What exactly should a Platform service provider really ‘own’?
But, what should the service provider actually ‘own’ in this service offering?
As a start, let us explore this question for Application layer.
The application layer could be based either on a standard ‘off-the shelf’ application (SAP, Oracle, etc.) or an application developed by the service provider or a combination of the two.
Application Licenses: In the first & the third case, the service provider should definitely own the ‘license to access’ the application/s, which are being bundled in the offering. In the second case, the service provider has invested in developing the complete application so she owns the IP rights for the application. In the third case, investment has gone in from the service provider to develop some bolt-on tools to complement the functionalities provided by standard package, etc. The service provider owns the IP rights for these bolt-on tools, wrappers, etc. provided as a part of the offering.
Application implementation & Support: For standard package based offerings (with or without bolt-on tools), should the service provider invest in capabilities to implement & roll-out the application at clients business? Or should it sub-contract this to package implementation service providers?
For the Level 1 and Level 2 support for these standard packages, should service provider set up 24x7 support centers with multi-lingual capabilities to support its global clients? Or, should it sub-contract the application support to other service providers?
A few questions arise from the clients’ perspective – Will they favor a service provider over another based on the ownership of the application sub-layers? Will client have any discomfort in moving to a Platform with application implementation & support sub-contracted to another service provider? Will the back-to-back SLA agreement between the Platform service provider and sub-contractor good enough? Keeping the support SLAs in mind, will not the clients’ risk perception be higher in the later case.
The service provider needs to ask herself – If the offering is on a standard package without any IP, how will she differentiate the offering from other players? Will price be the only thing to compete with other players? Will this be a scalable offering (ability to add more clients)?
I think the service providers need to answer these questions based on their existing capabilities, strengths and depth of their pockets. A service provider, with existing package expertise, can potentially look at providing application implementation & support using in-house people. Some investment might be required to set-up the round-the-clock global help desk. But for a pure-play BPO service provider, its best to tie up with a company in package implementation industry.
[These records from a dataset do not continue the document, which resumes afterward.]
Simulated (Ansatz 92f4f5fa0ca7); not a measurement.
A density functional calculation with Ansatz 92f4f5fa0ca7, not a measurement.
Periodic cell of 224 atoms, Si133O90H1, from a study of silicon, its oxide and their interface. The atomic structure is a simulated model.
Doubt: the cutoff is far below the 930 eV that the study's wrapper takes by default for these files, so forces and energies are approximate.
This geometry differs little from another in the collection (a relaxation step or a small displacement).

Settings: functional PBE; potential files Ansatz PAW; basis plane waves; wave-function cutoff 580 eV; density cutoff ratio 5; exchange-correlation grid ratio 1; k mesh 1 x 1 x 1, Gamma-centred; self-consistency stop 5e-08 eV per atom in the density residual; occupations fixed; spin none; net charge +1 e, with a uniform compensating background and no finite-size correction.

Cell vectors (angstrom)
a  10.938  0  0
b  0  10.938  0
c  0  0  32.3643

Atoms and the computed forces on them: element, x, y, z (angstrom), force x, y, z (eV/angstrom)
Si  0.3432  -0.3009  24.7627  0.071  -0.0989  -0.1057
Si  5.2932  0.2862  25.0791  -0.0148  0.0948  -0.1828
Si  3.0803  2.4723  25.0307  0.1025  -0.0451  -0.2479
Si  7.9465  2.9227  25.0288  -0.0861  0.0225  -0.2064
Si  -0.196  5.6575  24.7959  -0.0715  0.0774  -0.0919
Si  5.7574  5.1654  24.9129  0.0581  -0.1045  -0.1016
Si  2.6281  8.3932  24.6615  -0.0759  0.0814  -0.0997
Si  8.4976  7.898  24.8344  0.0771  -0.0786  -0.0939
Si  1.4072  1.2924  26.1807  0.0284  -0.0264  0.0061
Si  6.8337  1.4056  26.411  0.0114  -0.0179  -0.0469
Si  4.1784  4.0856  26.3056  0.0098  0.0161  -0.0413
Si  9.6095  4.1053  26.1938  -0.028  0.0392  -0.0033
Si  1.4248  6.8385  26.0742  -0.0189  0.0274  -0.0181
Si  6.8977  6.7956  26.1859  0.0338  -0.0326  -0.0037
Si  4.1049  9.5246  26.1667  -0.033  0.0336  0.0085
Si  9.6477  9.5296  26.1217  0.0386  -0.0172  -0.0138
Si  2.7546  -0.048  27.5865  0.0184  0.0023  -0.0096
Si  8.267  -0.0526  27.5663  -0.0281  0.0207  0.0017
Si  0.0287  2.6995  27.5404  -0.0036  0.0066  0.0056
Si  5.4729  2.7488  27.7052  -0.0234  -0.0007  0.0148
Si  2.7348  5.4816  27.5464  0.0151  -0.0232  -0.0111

Offering price will also be a guiding principle here. Which of the business models (full application layer in-house vs. partial sub-contracting vs. full sub-contracting) gives the best price to the client? Is it cheaper for me to set-up application support centers instead of sub-contracting it someone else? For a new entrant into the market, will it not be better to initially sub-contract application layer (either partially or fully), build scale and then invest in capabilities for application implementation & support.